Excerpts from Jim Conrad's
Naturalist Newsletter

Butterfly Pea, CENTROSEMA SCHOTTII

from the January 3, 2010 Newsletter issued from Hacienda Chichen Resort beside Chichén Itzá Ruins, central Yucatán, MÉXICO; limestone bedrock, elevation ~39m (~128ft), ~N20.676°, ~W88.569°
BUTTERFLY PEA

Wildflower fanciers in the southeastern US will be familiar with the Butterfly Pea, Centrosema virginianum, a slender, vining member of the Bean Family with large, pinkish flowers. Ever since I got here, along weedy woodland trails and roadsides a different species of Butterfly Pea -- a different species of Centrosema -- has been flowering, as shown above.

That's CENTROSEMA SCHOTTII, fairly commonly distributed from southern Mexico through Central America to Ecuador and Brazil. Several Butterfly Peas occur in the Yucatan. C. schottii is distinguished from the others by its leaves' three leaflets abruptly broadening at their bases.

The blossoms of all Butterfly Pea species do something remarkable: They twist 180° on their pedicels so that the flower as we see it is upside-down relative to other Bean-Family flowers. If you need a refresher on how Bean-Family flowers have five petals consisting of the broad, top "standard", two "wings" on each side, and two lower petals fused together to form a boat- shaped "keel," I've diagrammed it all at www.backyardnature.net/fl_beans.htm.
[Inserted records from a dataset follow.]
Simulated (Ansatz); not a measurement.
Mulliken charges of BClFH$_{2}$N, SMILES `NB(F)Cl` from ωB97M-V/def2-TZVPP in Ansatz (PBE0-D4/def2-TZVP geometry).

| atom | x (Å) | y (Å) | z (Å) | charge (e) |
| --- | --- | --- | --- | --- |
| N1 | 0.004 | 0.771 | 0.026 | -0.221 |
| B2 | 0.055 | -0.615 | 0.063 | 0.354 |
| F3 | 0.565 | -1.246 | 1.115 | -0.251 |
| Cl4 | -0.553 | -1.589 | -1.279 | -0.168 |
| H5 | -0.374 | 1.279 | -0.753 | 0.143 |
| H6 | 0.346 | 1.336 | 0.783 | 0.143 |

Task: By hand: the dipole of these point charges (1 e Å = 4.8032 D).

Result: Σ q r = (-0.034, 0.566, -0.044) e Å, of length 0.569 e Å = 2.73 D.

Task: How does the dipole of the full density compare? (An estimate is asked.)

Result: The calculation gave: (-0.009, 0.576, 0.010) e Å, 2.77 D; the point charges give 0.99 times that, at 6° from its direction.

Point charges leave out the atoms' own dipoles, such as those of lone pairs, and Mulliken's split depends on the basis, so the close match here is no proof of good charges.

In Butterfly Pea flowers the "standard," which usually rises above the flower, has become a broad platform spreading below the rest of the flower. You can get a better look at this peculiar configuration below:

Butterfly Pea, CENTROSEMA SCHOTTII, flower

In that picture the curving item at the top, left is the "keel," which usually lies at a bean-flower's bottom. The two side "wings" are where they should be, just oddly shaped. The blossom is over an inch long (3 cm) and will give rise to a slender, stiffly straight legume about six inches long (15 cm). In the Yucatan the flowering season lasts through most of the dry season, from October to March.